Removed from a village job. Rehired as a consultant. Pension benefits maximized.
Kenneth Callahan, who was among Long Island’s highest-paid village administrators last year making $218,000 annually, was removed from his job because he was a poor administrator but a “great treasurer,” said Old Westbury Mayor Fred Carillo. The village rehired Callahan as a $70,000-a-year accounting consultant after paying him more than $112,000 for unused vacation and sick days, and compensatory time.
Carillo also said he rehired Callahan to “help him out” so he could reach 20 years in the New York State and Local Retirement System and maximize his pension benefits.

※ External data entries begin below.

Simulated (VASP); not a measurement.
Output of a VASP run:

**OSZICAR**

Callahan, 59, served as village administrator for 18 years. Carillo and the board approved not rehiring Callahan at the July 18 village board meeting.
Departures like his are costly in the North Hempstead village of 4,600 residents. Old Westbury came under scrutiny in 2014 when police Chief Daniel Duggan received more than $1 million for his unused sick, personal, vacation and compensatory time payout. That same year, another member of the department, Lt. James T. Mayberry, received a payout of $578,686.
The village also spent $1.1 million in salary and retirement payouts to a retired police sergeant and a retired police investigator last year, records show.
Board members, in a 4-1 vote at the July 18 meeting, hired Brian S. Ridgway, 56, to replace Callahan with a title of village administrator and clerk-treasurer. Ridgway, who most recently worked as clerk/deputy village administrator for Garden City, is paid $130,000 annually. He started the Old Westbury job on July 19.
Callahan did not respond to requests for comment.
Carillo said Callahan wanted to stay on because he felt “attached” to the village. He was hired at the lower salary last week, Carillo said.
E.J. McMahon, president of the Albany-based Empire Center for Public Policy, a fiscally conservative government watchdog think tank, said “on Long Island, we find that local governments seem to be especially ingenious in finding new ways to have weird employment arrangements.”
The mayor said he wanted the administrator’s office managed better, noting that Callahan’s administrative assistants didn’t use email.
“He didn’t have a scanner; he didn’t have a color printer — that I had to force on him,” Carillo said.
Carillo said he is keeping Callahan on because “our financial condition has been great.” He was to be paid for working three days a week, but offered to work five days at the $70,000 annual salary, Carillo said.
Callahan’s removal comes a year after political changes in the village. Carillo serves with four trustees elected or appointed in the past year.
Deputy Mayor Marina Chimerine said she told the mayor and board members that she opposed removing Callahan, but ultimately voted for Ridgway to replace him.
“I personally like Ken Callahan very much,” Chimerine said. “I’m not about removing people. I’m more about trying to fix it.”
The village board vote hiring Ridgway to replace Callahan was part of a series of personnel and committee appointments, Carillo said. Trustee Leslie Fastenberg was the sole vote against the appointments.
Carillo said he “had a lot of complaints” from residents about customer service in the administrator’s office.
“They felt intimidated, looked down upon,” Carillo said. Staff should “make it welcoming for residents who come to the counter,” he said, adding that Ridgway is “very customer-oriented.”
Ridgway, a former president of the New York State Association of City and Village Clerks, said he wanted “to bring Old Westbury to the next level of professional service, and I think with my abilities and dealing with people and issues, and my years of experience, that’s going to be obtainable.”